Aspen Village residents won their first battle in their four-year war of attrition against local affordable housing regulations.

Pitkin County agreed last night to negotiations that may allow homeowners there to get out from under some of the affordable housing restrictions imposed in 1996, when the trailer court was subdivided and the lots sold to its residents.

The 5-0 vote by the county commissioners was greeted with relief by many of the 40 or so working-class lot owners who showed up for yesterday’s meeting. “They could have shut us down – it’s encouraging that they didn’t,” said an Aspen Village resident as she left the meeting.

The commissioners appear ready to grant residents who lived in Aspen Village prior to subdivision the right to own other property in the Roaring Fork drainage that was purchased before 1996. It also appears the original homeowners will be allowed to retire in Aspen Village and pass the property to their heirs.

“What they’ve done is accepted the fact that mistakes were made on both sides and said they were willing to come back to the table and compromise,” said resident Roger Baillengeon.

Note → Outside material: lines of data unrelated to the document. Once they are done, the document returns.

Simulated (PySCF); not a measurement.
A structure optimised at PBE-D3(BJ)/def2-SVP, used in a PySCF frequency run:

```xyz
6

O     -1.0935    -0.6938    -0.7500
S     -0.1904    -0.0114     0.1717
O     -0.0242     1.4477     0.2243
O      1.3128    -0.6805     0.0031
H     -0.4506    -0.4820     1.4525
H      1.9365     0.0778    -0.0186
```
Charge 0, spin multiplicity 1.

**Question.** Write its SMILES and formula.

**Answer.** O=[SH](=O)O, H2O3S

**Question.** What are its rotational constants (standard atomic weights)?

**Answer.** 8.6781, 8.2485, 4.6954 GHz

What the commissioners seem unwilling to consider is the biggest point of contention for the homeowners – restrictions on whom the lots can be sold to. The current regulations require buyers to have resided in Pitkin County for at least three years and earn at least 75 percent of their income here.

“I’m not going to lift their affordable housing deed restrictions without having protections in place to make sure it stays a neighborhood,” said Commissioner Patti Clapper, who lives in the Smuggler Mobile Home Park in Aspen’s east end.

Clapper’s reluctance was shared by Commissioners Leslie Lamont and Dorothea Farris. “Owner-occupancy is the issue that I see here, and to me that means someone living and working in Pitkin County,” Lamont said.

Lamont expressed worries that the neighborhood would become a retirement community for out-of-county and out-of-state residents if the residency and income requirements were lifted.

“They close the door on working residents,” Farris said.

Aspen Village already has some of the lightest regulations in the affordable housing program. There are no price limits or income-category designations. Nor are there limits on annual appreciation, as there are throughout the rest of the affordable housing program.

The residents have long maintained the restrictions, no matter how limited, shouldn’t have been required in the first place, but their arguments fell on deaf ears until attorney Joe Edwards took the case. Edwards is the former county commissioner who helped create the growth-management system that set limits on development throughout much of the county.

His three-hour presentation began with the inception of Aspen Village in 1968, continued with a history lesson on the county’s zoning history and finished with a blow-by-blow account of the year leading up to the sale.

Edwards maintained that when his clients first proposed the purchase in spring 1995, there was no mention of affordable housing restrictions. In fact, it wasn’t until February 1995, in a memo from the county planning department to the Planning and Zoning Commission, that there was any mention at all of such restrictions. By then, he said, the closing date had already been extended once, the loan had been procured, and the pending property owners felt they had no choice but to agree to some restrictions.

“In that high-pressure situation, the residents said we’ll take resident-occupied designation if you lift the cap on appreciation. The county agreed. But the deal was closed under duress,” Edwards said.

“I appreciate your history and appreciate you telling me what people thought, but the four percent appreciation cap was the issue – the only issue I remember,” said Lamont.

Commissioner Mick Ireland, who was also on the board at the time the restrictions were imposed, challenged the homeowners’ contention that they paid free-market rates for their land, noting that the $4.5 million price tag was well below the $6 million appraised value for the 13-acre trailer court.

“I can only go along with the changes as long as they maintain the affordable housing, so people have the same opportunity you did,” Ireland said.

Edwards agreed to draft changes to the Aspen Village Homeowner’s Association cov-

enants and bring them back for discussion.

The commissioners may also see drafts that reflect the homeowners’ desire to lift restrictions on buyers at resale. “I think a middle-income retiree buying into Aspen Village would bring more to the community than a wealthy one on Red Mountain,” said homeowner’s association president Judy Hill.